All the Devils Are Here [99]
Goldman always insisted that it had something no hedge fund had: customers. And that was true. As Goldman’s chief financial officer, David Viniar, explained it on a 2003 call, “There is a small percentage of our trading that is purely proprietary and there is a small percentage that is purely customer driven. But the great majority of what we do will be driven by trading with customers where customers ask us to do a transaction, or we’ll hedge something for them and then we may hold a position for a while or we may lay it off in pieces to the market. It’s very hard to break out what is proprietary and what is customer.”
And when Blankfein insisted that nothing had changed and that Goldman recognized that its success was due to its client franchise, well, that was true in a way, too. It was customers that instigated the transactions that put Goldman at the center of the action. Goldman might earn a fee from a deal or make its money by putting its own capital to work as part of the deal, or both. It might be on the other side of a trade in order to satisfy a client, to offset another risk elsewhere in its book, or because Goldman thought the other side was where money could be made. The many facets of Goldman’s involvement might help clients, because it might get a trade done that would otherwise be difficult, or it might hurt them in ways that were hard to see from the outside. Or maybe both. At one point, Goldman’s bankers—whom Blankfein began to refer to as the “front of the house,” meaning they were the salespeople for the firm’s products—were told that they should sell more derivatives. But if a banker asked Goldman’s foreign exchange desk for a price on a currency swap, neither the banker nor the client had any way of knowing how much profit margin the trading desk was building in. Was the client still a client to whom Goldman owed some sort of responsibility, or was the client now merely a counterparty? In this new era, Goldman’s first duty was to its own bottom line, which accrued to its shareholders. Clients were a means to that end, not an end in and of themselves.
Goldman’s client franchise gave it another big advantage: customer trades gave the firm extraordinary insight into what was happening in the market. Blankfein would speak of being “so close to clients that you can see the pattern better than anyone else.” What he meant, although he didn’t put it this way, was that Goldman had become the house in the casino: it could see all the cards, whereas the other players could see only their own hands.
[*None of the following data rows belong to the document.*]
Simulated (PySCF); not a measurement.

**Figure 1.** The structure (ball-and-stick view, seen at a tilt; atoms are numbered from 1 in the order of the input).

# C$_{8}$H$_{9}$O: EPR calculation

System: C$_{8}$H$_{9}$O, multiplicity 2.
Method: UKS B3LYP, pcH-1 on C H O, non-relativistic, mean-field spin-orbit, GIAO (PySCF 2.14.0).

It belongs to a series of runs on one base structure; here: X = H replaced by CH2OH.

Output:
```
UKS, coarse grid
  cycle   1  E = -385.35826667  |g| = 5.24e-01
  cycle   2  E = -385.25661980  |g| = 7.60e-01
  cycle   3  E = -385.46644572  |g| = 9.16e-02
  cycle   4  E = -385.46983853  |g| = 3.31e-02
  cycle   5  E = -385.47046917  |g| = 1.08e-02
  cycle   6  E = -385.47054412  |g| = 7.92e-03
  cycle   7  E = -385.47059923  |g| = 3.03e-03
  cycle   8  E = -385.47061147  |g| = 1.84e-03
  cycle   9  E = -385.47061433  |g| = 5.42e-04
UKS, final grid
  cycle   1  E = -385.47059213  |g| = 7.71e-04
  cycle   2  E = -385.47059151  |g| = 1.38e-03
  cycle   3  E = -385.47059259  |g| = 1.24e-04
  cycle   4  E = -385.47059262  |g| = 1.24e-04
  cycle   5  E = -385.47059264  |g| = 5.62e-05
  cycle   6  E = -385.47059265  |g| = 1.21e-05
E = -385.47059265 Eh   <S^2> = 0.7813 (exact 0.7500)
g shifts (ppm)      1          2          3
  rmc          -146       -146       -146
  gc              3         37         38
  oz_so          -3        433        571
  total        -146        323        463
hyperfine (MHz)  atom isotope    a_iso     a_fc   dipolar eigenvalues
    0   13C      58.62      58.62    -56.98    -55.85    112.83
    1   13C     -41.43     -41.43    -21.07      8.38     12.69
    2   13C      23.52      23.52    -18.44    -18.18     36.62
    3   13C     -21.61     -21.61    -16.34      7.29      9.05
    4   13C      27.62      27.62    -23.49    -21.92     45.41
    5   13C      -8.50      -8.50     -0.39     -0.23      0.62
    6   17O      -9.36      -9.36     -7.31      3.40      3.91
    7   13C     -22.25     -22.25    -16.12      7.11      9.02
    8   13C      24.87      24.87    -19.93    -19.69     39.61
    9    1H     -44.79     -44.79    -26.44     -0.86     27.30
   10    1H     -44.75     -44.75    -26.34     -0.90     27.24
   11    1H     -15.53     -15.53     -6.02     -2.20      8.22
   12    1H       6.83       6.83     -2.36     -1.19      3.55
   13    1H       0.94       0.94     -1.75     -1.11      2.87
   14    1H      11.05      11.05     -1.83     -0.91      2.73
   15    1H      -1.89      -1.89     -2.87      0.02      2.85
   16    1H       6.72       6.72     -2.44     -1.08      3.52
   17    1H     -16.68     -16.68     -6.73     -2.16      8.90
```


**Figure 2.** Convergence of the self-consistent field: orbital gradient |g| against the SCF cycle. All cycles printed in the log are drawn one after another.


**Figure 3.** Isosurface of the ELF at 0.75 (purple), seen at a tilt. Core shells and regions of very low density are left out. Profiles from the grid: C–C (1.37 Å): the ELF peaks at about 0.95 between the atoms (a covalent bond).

Goldman always defended its transformation as not only smart, but necessary. At a meeting of managing directors in London in the fall of 2007, Blankfein told the assembled crowd that, without the change, “we would have been irrelevant.” And if that was an overstatement, it was certainly true that Goldman would have been a far smaller firm. But it was also true that Goldman’s single-minded focus on maximizing profits made its partners extraordinarily wealthy. In 2003, Paulson made $21.4 million while Blankfein made $20.1 million; in 2004, the men made $29.8 million and $29.5 million respectively, according to company filings. Not very long ago, a million-dollar payday was considered a sterling year. Now bonuses of $5 million, $10 million, $15 million were not uncommon.
And the more Goldman grew, and the more the men at the top of Goldman earned, the more jealous the rest of the Street became.